It's funny really. I haven't touched the camera all that much ever since I came back from Belgium. I used it sparsely, here and there.
And then last week, I saw this body of work by Michael Jackson. The photographs that Michael is creating are absolutely brilliant.
But it pushed me even further down. "Why can certain artists be so creative?", I asked myself. Why can somebody come up with such a brilliant concept and I can't come up with anything even remotely interesting.
I really didn't get it. I was looking for an alternative approach to my own work. Do I go for the pinhole stuff? Do I go for some weird alternative process? Do I want to do more long exposures (nah, too many people are doing this already, it's getting old). Do I want to do more extreme long exposures (maybe, but it's boring stuff, I'm not sitting around waiting for a 5h exposure to finish up). Do I do this? Do I do that?
The whole situation pushed me in a downward spiral.
Ask my wife! I was grumpy for about a week. Locked up in my head. Thinking, pondering, weighing options, analyzing...
The fact of the matter was that I though of my work as the biggest load of cr*p ever produced. I get phases like this where I just want to hit delete, toss the camera as far as I can toss it and just do something else. I just didn't wanted to create anything anymore. Because I knew it was going to be mediocre, or would contain stuff I've done so many times before.
Then it hit me. I hit myself on the forehead. HOW could I let myself slide like this? I shouldn't be paying attention to what other artists are doing. I should do my own thing. If I do it long enough, eventually something will come out of that, right?
I remembered Cole Thompson talking on his blog about Photographic Celibacy.
If I pursue something that wasn't me, how could that make me happy or proud in the end of it all?
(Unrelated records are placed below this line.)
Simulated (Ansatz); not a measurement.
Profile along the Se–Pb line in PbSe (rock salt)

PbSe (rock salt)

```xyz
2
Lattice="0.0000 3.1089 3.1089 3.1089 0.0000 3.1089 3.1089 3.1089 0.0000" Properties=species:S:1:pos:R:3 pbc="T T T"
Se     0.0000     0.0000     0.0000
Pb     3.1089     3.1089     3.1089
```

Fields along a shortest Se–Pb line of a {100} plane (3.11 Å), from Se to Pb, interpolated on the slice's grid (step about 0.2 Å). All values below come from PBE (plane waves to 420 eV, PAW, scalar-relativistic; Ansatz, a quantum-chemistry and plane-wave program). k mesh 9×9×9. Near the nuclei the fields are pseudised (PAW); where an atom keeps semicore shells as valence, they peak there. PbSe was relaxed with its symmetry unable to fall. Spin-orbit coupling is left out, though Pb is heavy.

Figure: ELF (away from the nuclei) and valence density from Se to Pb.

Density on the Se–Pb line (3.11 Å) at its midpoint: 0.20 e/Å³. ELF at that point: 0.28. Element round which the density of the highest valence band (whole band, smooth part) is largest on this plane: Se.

Long story short. Ever since I've put my locomotive back on the tracks I felt a little better about my work. I went out this week to chase some storms. And after a successful night this week I came back with a big grin on my face. "Sarah, I've shot 2½ rolls of film tonight". I was extremely happy about that fact. "I think I've pushed through".
That's exactly the thing. Sometimes you forget how hard you love doing a certain thing. For me that is photography. I remembered this week. And it re-sparked my energy to create more work.